A House of Commons Library Briefing Paper on mobile coverage in the UK. It provides mobile coverage statistics and information about recent reforms and proposals aimed at improving mobile coverage in rural areas.Jump to full report >>
Mobile services are now at the heart of how most people stay in touch and go online. Ofcom reported that in 2018, 78% of adults use a smartphone and that smartphones are now the most popular internet-connected device. The National Infrastructure Commission stated in 2016 that mobile connectivity had become a “necessity”.
According to Ofcom’s Connected Nations 2018 report, 65% of the UK landmass has 4G data coverage from all four mobile network operators (MNOs) – EE, Vodafone, Three and O2 – but 9.3% of the UK had no 4G data coverage from any operator. In terms of coverage at individual premises, 77% of premises had indoor 4G coverage from all four MNOs and 92% of premises had indoor voice call coverage from all four operators. Coverage varies in different parts of the country and Section 1 of this paper provides further details and maps showing mobile coverage variation across the UK.
The Government has committed to extend geographic mobile coverage to 95% of the UK by the end of 2022. Since 2016, UK Government policy for improving mobile coverage has focused on coverage obligations for operators and reforms to make it easier to build mobile infrastructure.
Coverage obligations are legal requirements on mobile operators to provide a minimum level of mobile coverage across a geographic area or certain number of premises.
Coverage obligations have previously been used as a means of improving coverage and Ofcom is consulting on proposals for new coverage obligations to be imposed on some licences for new airwaves which are expected to be released by 2020, called the 700 megahertz (MHz) band. The release of the 700 MHz spectrum for mobile is a key part of Ofcom and the Government’s proposals to improve rural mobile coverage and meet increasing demands for mobile data. Ofcom’s proposals for the 700 MHz band include an obligation to provide good quality mobile service, including data, outdoors to at least 90% of the UK landmass, with minimum amounts for each nation.

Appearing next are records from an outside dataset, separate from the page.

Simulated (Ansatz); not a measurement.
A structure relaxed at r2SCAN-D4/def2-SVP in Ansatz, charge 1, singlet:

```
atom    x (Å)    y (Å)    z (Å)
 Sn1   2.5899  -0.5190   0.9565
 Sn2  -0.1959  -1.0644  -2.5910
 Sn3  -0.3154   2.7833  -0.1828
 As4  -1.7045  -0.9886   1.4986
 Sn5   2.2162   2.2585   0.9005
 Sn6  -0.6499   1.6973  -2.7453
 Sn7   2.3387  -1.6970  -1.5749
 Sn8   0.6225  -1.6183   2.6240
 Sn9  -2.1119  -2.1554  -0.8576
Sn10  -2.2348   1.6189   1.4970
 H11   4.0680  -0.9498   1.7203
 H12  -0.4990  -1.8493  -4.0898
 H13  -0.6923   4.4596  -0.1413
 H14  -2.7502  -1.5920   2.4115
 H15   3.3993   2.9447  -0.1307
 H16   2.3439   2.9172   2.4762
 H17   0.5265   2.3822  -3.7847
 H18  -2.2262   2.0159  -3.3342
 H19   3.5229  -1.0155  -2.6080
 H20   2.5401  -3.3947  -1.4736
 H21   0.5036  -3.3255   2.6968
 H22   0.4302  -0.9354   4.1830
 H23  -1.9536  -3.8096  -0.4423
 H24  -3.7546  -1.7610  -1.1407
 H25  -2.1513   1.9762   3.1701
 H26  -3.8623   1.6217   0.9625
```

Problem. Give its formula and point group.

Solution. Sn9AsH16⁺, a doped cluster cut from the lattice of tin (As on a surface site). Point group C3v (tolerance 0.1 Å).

Improving mobile coverage in an area requires mobile base stations (masts) to be built. The roll-out of mobile services and infrastructure is led by private operators, who take commercial decisions about where to build masts and deliver services. Once a suitable location for a mast has been identified, operators require an access agreement with the landowner to use the land and may require planning permission or approval from the local authority.
Since 2016 the Government has introduced two main reforms intended to make building masts easier: changes to permitted development rights (in 2016) and reforms to the Electronic Communications Code (in 2017).
The Government has launched a Digital Connectivity Portal that provides resources and advice for local authorities and commercial providers that is intended to facilitate deployment of broadband and mobile networks.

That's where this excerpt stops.